Speech Recognition Plugin - Epic Wiki
# Speech Recognition Plugin
Speech Recognition Plugin
Sphinx-UE4 is a speech recognition plugin for Unreal Engine 4. The plugin makes use of the Pocketsphinx library. At the moment, this plugin should be used to detect phrases. (eg. "open browser"). Singular words recognition is poor. I am looking at ways to improve this to a passable level.
# Example Projects
The following are links to example projects, which showcase how the plugin can be used to control a character. This functionality is showcased in the following video:
# How to use
- Download the latest code from GitHub (https://github.com/shanecolb/sphinx-ue4)

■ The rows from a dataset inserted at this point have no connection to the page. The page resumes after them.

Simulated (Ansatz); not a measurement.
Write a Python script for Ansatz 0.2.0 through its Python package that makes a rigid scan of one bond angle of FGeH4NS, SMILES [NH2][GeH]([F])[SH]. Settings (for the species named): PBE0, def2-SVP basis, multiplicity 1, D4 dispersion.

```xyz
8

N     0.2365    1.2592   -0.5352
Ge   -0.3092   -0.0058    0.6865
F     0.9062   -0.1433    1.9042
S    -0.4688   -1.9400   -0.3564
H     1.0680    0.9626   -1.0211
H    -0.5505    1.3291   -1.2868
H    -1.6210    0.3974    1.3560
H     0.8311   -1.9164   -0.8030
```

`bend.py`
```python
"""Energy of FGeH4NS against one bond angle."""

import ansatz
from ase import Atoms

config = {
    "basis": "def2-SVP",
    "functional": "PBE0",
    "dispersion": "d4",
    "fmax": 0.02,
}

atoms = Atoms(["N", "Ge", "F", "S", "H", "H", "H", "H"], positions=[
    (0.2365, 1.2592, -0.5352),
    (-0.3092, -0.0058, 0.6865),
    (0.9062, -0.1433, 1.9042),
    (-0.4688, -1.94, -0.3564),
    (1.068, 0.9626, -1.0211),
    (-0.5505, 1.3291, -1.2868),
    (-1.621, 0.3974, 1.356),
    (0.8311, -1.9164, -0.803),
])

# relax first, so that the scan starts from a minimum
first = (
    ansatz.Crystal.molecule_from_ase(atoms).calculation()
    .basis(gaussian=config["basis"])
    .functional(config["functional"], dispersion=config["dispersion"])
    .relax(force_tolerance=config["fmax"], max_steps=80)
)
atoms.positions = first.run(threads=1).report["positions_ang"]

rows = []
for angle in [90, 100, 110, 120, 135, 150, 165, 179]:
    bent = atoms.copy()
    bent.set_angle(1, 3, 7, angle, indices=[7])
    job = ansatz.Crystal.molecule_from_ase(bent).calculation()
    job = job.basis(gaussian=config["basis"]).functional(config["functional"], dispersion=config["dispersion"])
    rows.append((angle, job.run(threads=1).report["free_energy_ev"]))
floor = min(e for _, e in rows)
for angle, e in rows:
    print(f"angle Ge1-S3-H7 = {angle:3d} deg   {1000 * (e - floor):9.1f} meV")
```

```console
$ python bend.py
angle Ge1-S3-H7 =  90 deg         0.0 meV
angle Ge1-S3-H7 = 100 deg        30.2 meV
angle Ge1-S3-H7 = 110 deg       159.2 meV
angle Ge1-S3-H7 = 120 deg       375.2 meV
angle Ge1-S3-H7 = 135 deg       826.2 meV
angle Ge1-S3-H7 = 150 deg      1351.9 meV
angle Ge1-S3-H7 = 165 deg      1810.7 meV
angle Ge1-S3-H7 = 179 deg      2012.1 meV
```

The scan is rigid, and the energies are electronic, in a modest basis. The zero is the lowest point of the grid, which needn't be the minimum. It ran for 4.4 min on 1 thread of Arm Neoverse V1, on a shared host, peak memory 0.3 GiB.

- Copy Plugins and Content folders into the project of your choosing.
- From the Binaries folder, copy the appropriate .dll into Plugins\SpeechRecognition\Binaries\Win64.
Eg. for version 4.10, I would copy Binaries\4_10\UE4Editor-SpeechRecognition.dll
- Download and extract the following archive into the path "Content/model" within your project.
- Open the project, and enable the Speech Recognition plugin.
- I have included within the Content folder, a configured demo asset. This blueprint showcases the speech recognition plugin.
It is currently configured to listen for the phrases ("open browser", "close browser", "hello world"). If one of the spoken phrases is detected, then the phrase is logged to the screen.
- If the blueprint is unavailable, I have included steps/screenshots that can be followed, to re-create the functionality:
# Blueprint Changes
When the Begin Game event is fired, create a Speech Recognition actor, and save a reference to this actor. After this, bind a method to OnWordSpoken. (This method will be triggered each time a recognised phrase is spoken) Lastly, ensure Shutdown is called during End Play.
From a key event of 'I', call Init on the speech recognition actor. Init is passed an array of Recognition keywords. (this is explained later) From a key event of 'S', call Shutdown on the speech recognition actor.
# Recognition Keywords/Adding additional words
A set of Recognition Keywords are passed to Init. These are used to determine which phrases are spoken by the player. A Recognition Keyword comprises a string (representing the phrase we wish to detect) and a tolerance setting. This tolerance determines how easily a phrase will trigger. Play around with the tolerance settings, to test the balance between sensitivity, and false positives.
If your phrase features words which are not in the dictionary, they will not be detected. To add words to the dictionary, open the .dict file that matches the language of your chosing (eg. English is "Content\model\en\en.dict"). This contains a list of recognised words. The first string is the recognised word. The rest is the phonetics of how the word is recognised.
Here are some examples:
abbott AE B AH T
ball B AO L
bandit B AE N D AH T
Simply add a word in a similar manner, and re-save the file.
# Plans ahead
- Create C++ only examples which showcase the plugin:
Currently, I have only included a Blueprint example. I wish to write some C++ examples, showing how the plugin can run in a C++ class, instead of a Blueprint.
- Adding additional languages:
Currently there exists a number of sphinx trained language models for languages other than English. If the language is supported by Unreal Engine 4, and there exists a trained model, then I will add it.
- Improving the accuracy:
At the moment, my testing has been anecdotal testing. I wish to work on improving the accuracy. Either by tweaking of the parameters passed into Sphinx, or by the tweaking of the keyword tolerance values for the keyword Tolerance enumeration.
# Contact Information
If you have any suggestions or questions, I would love to hear them. Please feel free to e-mail me at email@example.com. If you have any suggestions, or wish to help out, the project is on github.
# Known Issues
- At the moment, there is a minor issue, where a phrase is spoken eg "start game", and the phrase is not detected.
The phrase is then spoken again, and both phrases are detected. Eg. "start game" "start game"